Label: Columbia
Year of Release: 1967
Australian hitmakers often got a raw deal from global audiences in the sixties (and far beyond that period, actually). It didn't make much difference to the average A&R person in London, Paris, Los Angeles or Berlin whether an Aussie act had managed a top ten hit in the regional Sydney and Adelaide charts - unless the group were prepared to literally ship themselves over to a new country and tour properly and do promo there for a long time, they were a very distant and not particularly safe bet. The only real alternative market these bands had was the more accessible (but not exactly populous or profitable) New Zealand.
It's largely for this reason that Australian hit compilations from bygone decades are a treasure-trove of mostly unheard and often great work. The smaller size of the Australian marketplace poses all sorts of horrible challenges to the British collector, too, as anyone who has ever tried to obtain a DJ copy of The Easybeats "Sorry" will tell you - it's an Australian hit, but finding a reasonably priced copy in the UK is almost as bad as hunting down a psychedelic rarity.
The Vibrants here began life as the backing group for the singer Bobby James before he wandered off to form the Bobby James Syndicate. After that point, Geoff Skewes (organ), Terry Osmand (guitar), Terry Radford (guitar), Brenton Haye (sax), Jeff Gurr (bass) and Rick Kent (drums) forged their own way on the Australian gig circuit.
A few line-up changes later they managed to sign to EMI in their own country, and this, their second single, sold well enough to chart in Melbourne and a number of other Australian territories. It's a cover of the Holland-Dozier-Holland track which turns it into an - er - vibrant piece of mod-pop, close to the early Small Faces work in places, albeit with a bit less roughness around the edges. It was a big enough hit that it still features on the 4CD "Greatest Australian Singles of the 60s" box set released by Warner Music, but there's a YouTube clip below for anyone who wants to hear the track. It's propulsive and nagging, and if it had been issued by a British act would have been compiled on a sixties rarities CD here way before now.

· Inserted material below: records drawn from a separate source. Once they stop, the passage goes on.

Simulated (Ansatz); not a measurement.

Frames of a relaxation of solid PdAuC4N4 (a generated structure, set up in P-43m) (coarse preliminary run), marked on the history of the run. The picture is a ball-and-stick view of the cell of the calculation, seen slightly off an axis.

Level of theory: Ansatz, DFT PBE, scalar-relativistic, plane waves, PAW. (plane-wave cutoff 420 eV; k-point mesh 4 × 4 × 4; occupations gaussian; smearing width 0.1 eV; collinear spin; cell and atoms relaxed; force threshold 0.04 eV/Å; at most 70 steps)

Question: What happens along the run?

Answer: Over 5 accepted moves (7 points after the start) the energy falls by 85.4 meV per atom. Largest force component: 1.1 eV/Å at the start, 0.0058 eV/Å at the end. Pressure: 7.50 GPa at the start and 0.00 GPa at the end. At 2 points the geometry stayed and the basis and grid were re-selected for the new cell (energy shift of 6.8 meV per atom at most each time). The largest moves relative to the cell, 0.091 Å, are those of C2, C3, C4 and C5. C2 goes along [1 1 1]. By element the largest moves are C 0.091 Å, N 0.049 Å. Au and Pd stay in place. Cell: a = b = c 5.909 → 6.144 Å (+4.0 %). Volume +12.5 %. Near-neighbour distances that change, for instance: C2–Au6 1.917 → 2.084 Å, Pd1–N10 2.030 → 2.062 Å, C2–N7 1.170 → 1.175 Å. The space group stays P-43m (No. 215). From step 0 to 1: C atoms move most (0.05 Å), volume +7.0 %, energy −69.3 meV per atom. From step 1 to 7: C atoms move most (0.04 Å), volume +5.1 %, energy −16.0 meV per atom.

The flip "Danger Zone" is another cover, which showcases how competently the band could recreate soul sounds - it's not difficult to hear how they must have been a huge draw on the Australian circuit.
The group's line-up, always a fragile and constantly fracturing thing, meant that numerous members came and went throughout their lifetime, but the Vibrants (in name at least) finally called it a day at the end of 1971.